Enlarge / Don’t get too excited about how well these Ray-Bans go with Gitta Banko’s outfit—we don’t know what Facebook’s new smart glasses will look like, only that they’re made in partnership with the brand and its parent company.

In an earnings conference call on Wednesday, Facebook CEO Mark Zuckerberg told investors that the company’s next hardware launch will be “smart glasses” made in partnership with classic sunglasses vendor Ray-Ban.

Zuckerberg segued into the Ray-Ban announcement following a lengthy discussion of Facebook’s plans for Oculus Quest, its all-in-one virtual reality (VR) platform. Zuckerberg says that social media is the real “killer app” for VR, backing that up with data from Oculus Quest: “The most popular apps on Quest are social, which fits our original thesis [that] virtual reality will be a social platform.”

Zuckerberg intends the as yet unnamed smart glasses to be a stepping stone, not an end goal. He remained cagey about their actual purpose, saying only that the glasses “have their iconic form factor, and [let] you do some pretty neat things,” with no concrete details about what those “neat things” might be.

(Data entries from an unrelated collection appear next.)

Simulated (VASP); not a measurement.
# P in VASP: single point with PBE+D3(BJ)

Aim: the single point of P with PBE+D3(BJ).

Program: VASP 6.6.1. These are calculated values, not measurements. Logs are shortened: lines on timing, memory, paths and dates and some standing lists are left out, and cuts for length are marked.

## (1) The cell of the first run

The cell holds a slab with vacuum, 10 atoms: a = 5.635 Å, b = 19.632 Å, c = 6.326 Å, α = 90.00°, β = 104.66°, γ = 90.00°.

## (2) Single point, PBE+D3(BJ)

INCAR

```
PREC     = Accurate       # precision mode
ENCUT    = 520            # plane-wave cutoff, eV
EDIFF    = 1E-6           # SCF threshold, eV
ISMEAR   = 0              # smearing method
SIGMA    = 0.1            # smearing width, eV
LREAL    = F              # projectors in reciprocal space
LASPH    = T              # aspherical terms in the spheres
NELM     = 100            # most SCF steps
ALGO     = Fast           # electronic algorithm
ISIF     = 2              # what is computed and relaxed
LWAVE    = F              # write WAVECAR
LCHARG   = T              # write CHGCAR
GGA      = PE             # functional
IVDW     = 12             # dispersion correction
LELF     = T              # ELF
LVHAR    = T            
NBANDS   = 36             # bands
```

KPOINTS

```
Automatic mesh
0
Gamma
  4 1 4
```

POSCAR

We do know that the glasses aren’t expected to have integrated display, thanks to reporting from The Verge on their initial announcement in September 2020. Without display capabilities, the Ray-Ban/Facebook glasses seem likely to fall in the same category as Amazon’s Echo Frames or Lucyd Lyte—a mostly normal-looking pair of sunglasses with integrated Bluetooth pairing and directional speakers that we reviewed in March.

Zuckerberg describes the smart glasses as a stepping stone toward not only virtual or augmented reality as we know it, but something he calls the metaverse. “So what is the metaverse? It’s a virtual environment [like] an embodied Internet that you’re inside of rather than just looking at. And we believe that this is going to be the successor to the mobile Internet.”

After warning that building his vision will require significant investment not only from Facebook itself but from its entire ecosystem of partners, he doubled down on its eventual importance, saying, “In addition to being the next chapter of the Internet, the metaverse is also going to be the next chapter for us as a company.”